CARMO
(Carmona) Sevilla, Spain.
Town in
Hispania Ulterior 33 km E of Seville. It belonged to the
territory of the Turduli and appears to have been a
municipium, appearing in Agrippa's account as oppidum
civium romanorum or latinorum. Variants of the name
Carmo appear (Caes.
BCiv. 2.19.4;
Strab. 3.141; Ptol.
2.4.10; App.
Hisp. 58;
Bello Alexandr. 57.2; 64.1;
Ant. It.
414.2;
Ravenna Cosmographer 315.5).
Carmo began to mint coins before 133 B.C., the obverse of the ass bearing the head of Mercury and of Mars
or Roma, and the reverse, the name of the mint between
two ears of corn; on later issues, smaller in size, the
reverse type is the same but the obverse bears the head
of Herakles. Surprisingly, while Caesar called it one of
the most important towns in Baetica, it is not mentioned
by Mela and Pliny. Its early remains are buried in the
area extending from the present Ayuntamiento to the
Plaza de Abastos, where there is a large dolmen. Some
graves from the Carthaginian period (ca. 5th c.

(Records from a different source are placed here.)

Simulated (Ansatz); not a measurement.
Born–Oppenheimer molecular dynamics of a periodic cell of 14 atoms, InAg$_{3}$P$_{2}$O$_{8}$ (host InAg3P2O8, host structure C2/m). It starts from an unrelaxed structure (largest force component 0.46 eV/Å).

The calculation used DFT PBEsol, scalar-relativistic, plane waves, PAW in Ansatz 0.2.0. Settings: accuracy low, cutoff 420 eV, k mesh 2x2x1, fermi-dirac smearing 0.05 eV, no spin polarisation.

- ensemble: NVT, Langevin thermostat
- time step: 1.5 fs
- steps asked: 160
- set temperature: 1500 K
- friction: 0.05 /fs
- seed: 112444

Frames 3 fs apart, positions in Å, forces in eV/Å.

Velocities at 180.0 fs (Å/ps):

with rich grave goods, have been discovered. The name
of a certain Urbanibal, of Carthaginian descent, who
lived during the Roman period, is preserved on a funeral
urn discovered in the Roman cemetery and today in the
Carmona museum.
Remains of the Roman period include part of the wall
(the gates of Seville and Cordoba were modified in the
Arab and mediaeval periods), a large temple, the Roman
cemetery containing underground tombs such as those of
Servilia, Prepusa, Postumius, and the Elephant, and the
amphitheater, which is partly cut out of the rock and
dates from the last quarter of the 1st c. B.C. Portraits,
sculptures, and inscriptions have also been found in the
town and in the necropolis.
BIBLIOGRAPHY
J. Bonsor,
Memorias de la Sociedad
Arqueológica de Carmona (n.d.); J. D. de la Rada,
Necropolis de Carmona (1885); E. Bonsor,
An Archaeological Sketch-Book of the Roman Necropolis at Carmona (1931); J. Hernández Diaz et al.,
Catálogo arqueológico y artístico de la provincia de Sevilla (1943); C.
Fernández Chicarro,
Excavaciones del anfiteatro de Carmona (in preparation).